Minimize $|a-1|^3+|b-1|^3$ with constant product $ab=s$

Since you have established that the signs of $a - 1$ and $b - 1$ are identical, one approach would be to find the extrema of $(a - 1)^3 + (b-1)^3$ and then remove those where $a - 1$ and $b - 1$ are of opposite signs.

Plugging in $b = {s \over a}$ directly, you are finding an extremum of the expression $$f(a) = (a - 1)^3 + ({s \over a} - 1)^3$$ So the goal becomes to find a $a$ for which $f'(a) = 0$. If you do the algebra, $f'(a) = 0$ at some $a$ satisfying $$(a - \sqrt{s})(a^2 + (\sqrt{s} - 1)a + s) = 0$$ So you have two possibilities, either $a = b = \sqrt{s}$, or $a$ and $b$ are the two roots of the quadratic equation $x^2 + (\sqrt{s} - 1)x + s = 0$. You can then plug these two possibilities into the expression $(a - 1)^3 + (b - 1)^3 $ to compare the two situations.

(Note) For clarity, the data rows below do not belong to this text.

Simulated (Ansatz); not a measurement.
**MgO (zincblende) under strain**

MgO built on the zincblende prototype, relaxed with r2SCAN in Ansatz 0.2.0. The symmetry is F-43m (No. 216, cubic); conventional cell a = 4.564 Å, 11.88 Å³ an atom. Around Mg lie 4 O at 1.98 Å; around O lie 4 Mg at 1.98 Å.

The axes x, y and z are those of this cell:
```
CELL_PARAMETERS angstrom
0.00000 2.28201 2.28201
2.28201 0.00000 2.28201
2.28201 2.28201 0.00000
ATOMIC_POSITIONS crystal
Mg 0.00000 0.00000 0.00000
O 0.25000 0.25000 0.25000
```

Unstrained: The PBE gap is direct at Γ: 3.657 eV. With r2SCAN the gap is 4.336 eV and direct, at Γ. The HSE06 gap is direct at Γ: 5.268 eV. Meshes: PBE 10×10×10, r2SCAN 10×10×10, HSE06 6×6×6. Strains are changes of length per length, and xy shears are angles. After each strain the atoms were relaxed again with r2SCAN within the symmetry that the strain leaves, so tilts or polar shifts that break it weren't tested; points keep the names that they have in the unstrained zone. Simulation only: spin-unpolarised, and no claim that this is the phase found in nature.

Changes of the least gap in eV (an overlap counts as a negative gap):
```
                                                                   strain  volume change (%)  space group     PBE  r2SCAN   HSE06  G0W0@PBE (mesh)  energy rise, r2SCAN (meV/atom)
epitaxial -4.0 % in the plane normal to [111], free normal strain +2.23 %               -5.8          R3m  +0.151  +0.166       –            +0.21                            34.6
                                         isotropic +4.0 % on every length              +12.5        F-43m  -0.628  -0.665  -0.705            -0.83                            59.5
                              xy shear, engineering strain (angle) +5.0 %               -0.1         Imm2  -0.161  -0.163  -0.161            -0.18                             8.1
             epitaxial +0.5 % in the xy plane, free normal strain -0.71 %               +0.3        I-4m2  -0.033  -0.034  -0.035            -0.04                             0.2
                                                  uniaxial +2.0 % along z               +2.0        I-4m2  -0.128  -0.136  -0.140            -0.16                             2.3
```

While this may look unpleasant to do, since $(a - 1)^3 + (b - 1)^3$ is a symmetric polynomial $(a^3 + b^3) - 3(a^2 + b^2) + 3(a + b) - 1$, you will end out getting a polynomial in $\sqrt{s}$ using $a + b = 1 - \sqrt{s}$ and $ab = s$. You seem to have already computed it to be $1 - 3s - 2s^{3 \over 2}$.